We have all been told to avoid back injury by bending our knees when we lift, keeping the load close and avoiding twisting motions. These safety rules may be appropriate for simple, direct lifting of materials, but what about back care when you are working in awkward positions? Work tasks that require you to reach or stretch away from your body while handling materials can also put excessive strain on the vertebral discs and soft tissues in the back. An awkward position is a work posture that distorts the spine from its natural curves, puts unbalanced pressure on the discs, and can strain arm, leg or back tissues if held for any length of time.

What are some work situations that may put you in “awkward” positions?
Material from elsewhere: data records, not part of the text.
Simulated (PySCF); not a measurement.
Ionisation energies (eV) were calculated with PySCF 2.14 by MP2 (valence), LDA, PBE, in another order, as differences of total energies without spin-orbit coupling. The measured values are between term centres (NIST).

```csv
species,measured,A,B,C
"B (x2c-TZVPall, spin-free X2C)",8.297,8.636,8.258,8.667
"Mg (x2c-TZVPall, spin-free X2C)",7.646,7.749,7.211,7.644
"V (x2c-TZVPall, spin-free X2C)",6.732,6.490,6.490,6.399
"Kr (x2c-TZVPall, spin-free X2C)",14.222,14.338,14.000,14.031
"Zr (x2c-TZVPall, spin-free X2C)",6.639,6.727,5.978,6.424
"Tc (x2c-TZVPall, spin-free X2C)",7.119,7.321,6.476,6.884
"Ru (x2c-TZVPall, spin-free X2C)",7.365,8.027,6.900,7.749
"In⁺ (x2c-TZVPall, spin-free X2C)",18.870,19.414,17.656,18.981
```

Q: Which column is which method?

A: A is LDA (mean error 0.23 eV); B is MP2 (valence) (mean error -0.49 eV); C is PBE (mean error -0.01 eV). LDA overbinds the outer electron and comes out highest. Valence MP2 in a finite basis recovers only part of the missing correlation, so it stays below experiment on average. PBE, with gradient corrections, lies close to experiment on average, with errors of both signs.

  1. Jobs that require you to bend and reach into bins or containers to retrieve or place material.
  2. Overhead work, installing or servicing equipment, pulling wire, cleaning ceilings, etc.
  3. Floor or ground level jobs such as installing or servicing equipment, cleaning, etc.
  4. Work tasks in confined or small spaces where there is limited range of motion such as boilers, hatches, pipes, tanks, vaults, crawl spaces, etc.
  5. Jobs on ladders, work platforms or scaffolding where you may over-reach to adjust, clean, install or service.
  6. Pulling loads, instead of pushing them, when removing equipment or other materials.

Repetitive tasks that require twisting of the back such as loading or handling material 90o to 180o from the starting point

How can you avoid injury when working in awkward positions?

  • Raise bins and containers off the floor and/or tilt them to reduce bending and over-reaching.

  • When working overhead, stand on a steady and adjustable platform. Keep your back posture in its natural curve to avoid uneven spinal loading.

  • If working on the floor, avoid bending over to work. Squat down using your leg muscles and wear cushioned knee pads if you have to kneel at work.

  • In confined spaces, plan your work, and reduce clutter in the area which confines you further and increases the need to twist or overreach. Also arrange for adequate illumination.

  • Don’t hold an awkward position for too long. Pause often to stretch and straighten out.

  • When leaning forward to work, support the weight of your upper body on your free hand and arm, whenever possible. This greatly relieves pressure on your lower back.

  • Position yourself as close as possible to the job, avoid overreaching and/or use tools with longer handles when working on ladders or scaffolding.

  • Never lift heavy loads that are far from your body’s center of gravity. Get help in such cases.

  • Position your work below the shoulder and above the knees to minimize over-reaching.

  • Push, rather than pull, loads to help maintain the spine’s natural curve.

  • Remember that a back support belt may remind you to lift correctly, but it will not protect your spine if you overreach or twist with a load.

  • What specific awkward positions do you face in your work?

  • How can you “work smarter instead of harder” to prevent injuries?